Refugee Blues

More Than Enough Refugee Blues to Go Around

Refugee Blues was published by writer and poet W.H. Auden in 1939, at the start of World War II.

It’s safe to say not much has changed and, perhaps, it never will if war and hatred continue to be our modus operandi. The million dollar question is this: Are we doomed as humans to this destructive cycle of scapegoatism and righteous indignation? Or is there truly a possibility – a probability – for something else?

 

Say this city has ten million souls,
Some are living in mansions, some are living in holes:
Yet there’s no place for us, my dear, yet there’s no place for us.

Once we had a country and we thought it fair,
Look in the atlas and you’ll find it there:
We cannot go there now, my dear, we cannot go there now.

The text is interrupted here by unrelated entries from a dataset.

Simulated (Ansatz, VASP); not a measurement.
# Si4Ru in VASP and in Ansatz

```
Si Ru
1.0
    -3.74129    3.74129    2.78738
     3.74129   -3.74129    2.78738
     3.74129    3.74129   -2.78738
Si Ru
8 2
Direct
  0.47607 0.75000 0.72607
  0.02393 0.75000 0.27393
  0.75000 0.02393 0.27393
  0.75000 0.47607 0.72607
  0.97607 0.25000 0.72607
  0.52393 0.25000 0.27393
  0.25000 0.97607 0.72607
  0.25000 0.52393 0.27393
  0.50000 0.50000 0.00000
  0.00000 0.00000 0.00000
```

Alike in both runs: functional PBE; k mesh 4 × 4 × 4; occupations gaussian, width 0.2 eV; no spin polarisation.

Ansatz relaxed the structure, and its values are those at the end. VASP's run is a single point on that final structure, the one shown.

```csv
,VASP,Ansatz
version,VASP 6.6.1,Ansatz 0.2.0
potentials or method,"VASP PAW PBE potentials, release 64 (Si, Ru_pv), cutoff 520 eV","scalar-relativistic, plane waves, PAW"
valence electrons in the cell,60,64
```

In the village churchyard there grows an old yew,
Every spring it blossoms anew:
Old passports can’t do that, my dear, old passports can’t do that.

The consul banged the table and said,
“If you’ve got no passport you’re officially dead”:
But we are still alive, my dear, but we are still alive.

Went to a committee; they offered me a chair;
Asked me politely to return next year:
But where shall we go to-day, my dear, but where shall we go to-day?

Came to a public meeting; the speaker got up and said;
“If we let them in, they will steal our daily bread”:
He was talking of you and me, my dear, he was talking of you and me.

Thought I heard the thunder rumbling in the sky;
It was Hitler over Europe, saying, “They must die”:
O we were in his mind, my dear, O we were in his mind.

Saw a poodle in a jacket fastened with a pin,
Saw a door opened and a cat let in:
But they weren’t German Jews, my dear, but they weren’t German Jews.

Went down the harbour and stood upon the quay,
Saw the fish swimming as if they were free:
Only ten feet away, my dear, only ten feet away.

Walked through a wood, saw the birds in the trees;
They had no politicians and sang at their ease:
They weren’t the human race, my dear, they weren’t the human race.

Dreamed I saw a building with a thousand floors,
A thousand windows and a thousand doors:
Not one of them was ours, my dear, not one of them was ours.

Stood on a great plain in the falling snow;
Ten thousand soldiers marched to and fro:
Looking for you and me, my dear, looking for you and me.

Refugee Blues – Trailer from Tristan Daws on Vimeo.

2 responses to “More Than Enough Refugee Blues to Go Around”

  1. “In the village churchyard there grows an old yew,
    Every spring it blossoms anew:
    Old passports can’t do that, my dear, old passports can’t do that.”

    In the trunks, real or figurative, that we all have in our attics (figurative or real) are the old passports that allowed our parents, our grandparents, and as far back as we can count (unless we are Indigenous) to come to this place. We need to remember how dear they are, and how fragile their meaning.